Apart from Mother’s Day, the month of May also marks many college graduations. It is a time that college graduates trade in their dorm rooms for apartments or mortgages, and ditch their skateboards and vespas to upgrade to a real ride. But for many, buying their first car can be daunting and if you’re unfamiliar with how the process works, you may end up paying the price – literally.
To help you navigate the ins and outs of car buying, our Mvelopes automotive and financial experts, have put together some of the deadliest sins of car buying.
Don’t: Focus on monthly payment.
By focusing on the final monthly payment of your auto loan, you’re ignoring the full cost of your future vehicle. Lenders will be happy to offer you 7 to 9-year loans to make sure you get the payment you want because they know you’ll be paying more in interest over time. Instead, focus your negotiation on the actual price of the vehicle and try to only take a 60-month loan at most.
Don’t: Take a trade-in value for less than your loan payoff.
This is one of the most common car buying sins due to longer loan terms and new-car depreciation. People find themselves underwater in a car they can’t afford, so they come back to the dealership to trade it in for a cheaper car. The problem? The dealership is going to offer them way less than what their loan payoff is, but will roll the difference into a loan on another car. Now, if they needed to quickly get out of this new loan for some reason, they’d be in even more trouble.
Don’t: Tell the dealer you are paying cash for a used car.
People always make the mistake of bragging that they can pay cash and they want a discount for doing so. The days of getting
a discount for paying cash are long gone! That happened years ago when dealers had to wait to get their money from the banks. Today, deals are financed without delay. After you reveal you are paying cash the dealer now knows they will not make money on the financing so they will keep the price high.
Don’t: Tell the dealer that your old car was totaled.
By revealing that your old car was totaled lets the dealer know that you are without a car and will need to obtain a vehicle quickly. Salespeople are less likely to barter if they know your need is high.
Don’t: Go car buying when the dealership is busy.
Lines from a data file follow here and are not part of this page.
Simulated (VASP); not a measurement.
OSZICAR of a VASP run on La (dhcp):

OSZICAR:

By waiting for non-peak times (like weekdays or when the weather is bad) you ensure that salespeople are dedicated to you and you alone. When there is a lot of foot traffic in the dealership, it is easy for a salesperson to pass on your deal with the hopes of closing someone else’s. Everyone wants to shop on a Saturday, but possibly saving $1,000 by shopping on a Tuesday may be worth it.
The last few days of October are the absolute best times to buy a car from a dealership? Most dealers are cutting prices near the end of the year to make room on their lot for all of the new year’s models. Also, many salespeople have sales quotas. If they haven’t reached their quota by the end of the month, they are more more likely to give you a great deal!